Any river - estuary model (Shallow-water-wave equation) needs its downstream boundary condition which can be tidal forcing (Mike21, SRH-2D, TuFlow, HEC-Ras, CCEH2D...). When you set that it has its effect on the calculation of flow field (depth and velocity). So you flow filed is a function of upstream inflow of the river and downstream tidal fluctuation.
Any sediment transport model is using flow filed which is given by a hydrodynamic model to it, basically shear velocity and turbulence measures are used to calculate sediment deposition and erosion and rate of transport. Therefore if you set downstream tidal boundary condition in your hydrodynamic model and feed the results to sediment transport modulo of that model you incorporated the effect of tide on the sediment transport in that tidal river of interest.
The particle size grain size of the respective river and the density of this material should be included in the model to calculate the amount of material according to the amount of water during the tide.
Kaveh Zamani has presented you the best answer. I can add my article which shows the simulation of your question with SPH method based on experimental model of Hubert Chanson. I refer you to attached file.

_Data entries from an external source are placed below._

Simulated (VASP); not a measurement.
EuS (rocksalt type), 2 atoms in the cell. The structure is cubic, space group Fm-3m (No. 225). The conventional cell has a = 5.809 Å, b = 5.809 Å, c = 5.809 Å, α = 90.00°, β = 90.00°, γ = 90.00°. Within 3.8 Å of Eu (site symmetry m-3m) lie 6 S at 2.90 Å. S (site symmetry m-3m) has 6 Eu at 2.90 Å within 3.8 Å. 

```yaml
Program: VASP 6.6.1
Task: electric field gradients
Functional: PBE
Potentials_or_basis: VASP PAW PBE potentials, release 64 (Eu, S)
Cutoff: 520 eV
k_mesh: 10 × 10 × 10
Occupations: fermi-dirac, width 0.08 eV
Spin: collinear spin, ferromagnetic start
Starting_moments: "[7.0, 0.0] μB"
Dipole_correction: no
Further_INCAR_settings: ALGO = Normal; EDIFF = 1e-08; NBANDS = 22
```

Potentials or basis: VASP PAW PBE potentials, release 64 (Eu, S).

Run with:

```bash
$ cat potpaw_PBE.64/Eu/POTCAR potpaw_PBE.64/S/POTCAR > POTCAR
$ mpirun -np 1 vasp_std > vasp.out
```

[With all respect!] what I mentioned above was includes re-suspension. Driver of sediment transport (cohesive, non-cohesive) is shear velocity induced by velocity of flow. If he gets the "tidal flow" right the rest is similar. We do not use standalone formula for re-suspension, (Although some regression exists but no physical mass balance like Exner equation for re-suspension). In peaks of flood and ebb tide you have suspension and then you see deposition and maybe in the next flood or ebb tide you see suspension.
PS: I mostly seen the concept of re suspension under the umbrella of wave action not tide action. BTW the amount is very low and effect is usually local and more in the range which is used for geophysics and environmental science not engineers.